Amy Jephta is a 27 year old playwright, theatre director, screenwriter and lecturer based in Cape Town. Amy is just one of several South African playwrights’ whose work will be performed as part of the star-studded Children’s Monologues by Oscar-winning director, Danny Boyle. ELLE caught up with Amy to find out more about her work.
When did you fall in love with storytelling?
I have strong memories of my parents taking us to Saturday morning children’s theatre shows in the Baxter Theatre foyer, something I would look forward to for weeks in advance. The magic of that made me fall in love with theatre. Every month end, we would also go shopping at what was then called the OK Bazaars store and I would get a new Ladybird book and cassette tape. I had gathered a whole collection of these books and tapes when I was still very young, and could recite the stories from memory even though I couldn’t yet read the words in the books. I think that’s when I started to love storytelling.
Can you tell us about the journey that that led you to become a playwright, writer and director?
I wrote my first play when I was in matric. Until then I had written short scenes and a short 10 minute piece, but matric was my first full length work. I fell in love with theatre, and with the thrill of writing words for live bodies that are speaking and feeling in the moment you’re watching them. From there, I studied Theatre & Performance at UCT for four years and further developed my craft and obsession. I’ve been working professionally ever since.
Tell us about your involvement in Danny Boyle’s Children’s Monologues ? What went through your mind when you got the news that you were going to be part of this project?
It was a lot bigger than I initially thought. When we were approached, I was happy to be part of a project that had a larger social goal. Dramatic Need as a charity does extraordinary work. It was only later we found out who was involved, and that was just the icing on the cake.
Tell us more about working on the LGBTI film While You Weren't Looking. What did you bring to this project?
I was one of three scriptwriters on the project. The film consists of three interweaving stories following LGBTI couples around Cape Town. My storyline followed a gender curious 18 year old discovering her sexuality and falling in love with a girl for the first time. The project was amazing – a steep learning curve, as it was my first screenwriting project – but enriching all the same.

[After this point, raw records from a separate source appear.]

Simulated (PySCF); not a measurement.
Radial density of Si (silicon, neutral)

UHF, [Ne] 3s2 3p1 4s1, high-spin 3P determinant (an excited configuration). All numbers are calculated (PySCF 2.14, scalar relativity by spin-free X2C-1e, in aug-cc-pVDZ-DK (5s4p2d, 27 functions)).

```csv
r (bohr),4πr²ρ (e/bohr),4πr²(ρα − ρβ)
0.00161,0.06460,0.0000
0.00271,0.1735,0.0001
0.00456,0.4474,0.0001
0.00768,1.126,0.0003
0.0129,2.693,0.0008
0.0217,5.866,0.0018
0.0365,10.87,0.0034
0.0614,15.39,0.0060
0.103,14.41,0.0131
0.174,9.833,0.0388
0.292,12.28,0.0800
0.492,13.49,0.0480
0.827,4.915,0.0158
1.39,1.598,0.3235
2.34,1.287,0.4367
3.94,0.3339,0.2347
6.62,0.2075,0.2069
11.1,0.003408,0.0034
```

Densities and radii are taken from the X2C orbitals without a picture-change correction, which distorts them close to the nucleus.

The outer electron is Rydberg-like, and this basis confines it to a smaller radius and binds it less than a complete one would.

What have been some of the biggest challenges you have faced in your career?
I think early on it was the struggle of what I was going to do next: where my next job would come from, if I was going to be able to make a living off my art. As the years have passed, I’ve been less stressed about that. I realize that there will always be room for people who are hard-working, passionate and innovative.
What has been the best moment in your career so far?
There have been so many – I keep thinking that one moment is my favourite and it gets surpassed by another. Every opportunity I’ve had to travel to another country has been incredible – the couple of times I got to go to New York were definitely a highlight. Being on set for my first feature film was a thrill. I’ve just been given a large commission to write a new play in 2016, which is the largest production I’ve ever done. I’m always thrilled by every single opportunity.
Are you working on anything with any other artists / creatives that we can look out to in the near future?
I’m part of a group called PlayRiot. We’re a collective of young South African playwrights who support one another’s work. So together we have quite a few interesting projects up our sleeve. My adaptation of Bertolt Brecht’s Mother Courage will be on in Cape Town in early 2016, and the team will be assembled shortly. It’s a very exciting project.
What excites you most about being a woman on the continent right now?
Possibility. Being an African female creative is what it’s all about right now. I wouldn’t say we’re ‘trendy’ (because we’ve always been ourselves, even when we weren’t the flavour of the moment), but the world’s eyes are definitely turning towards Africa. There’s still so much untapped talent here.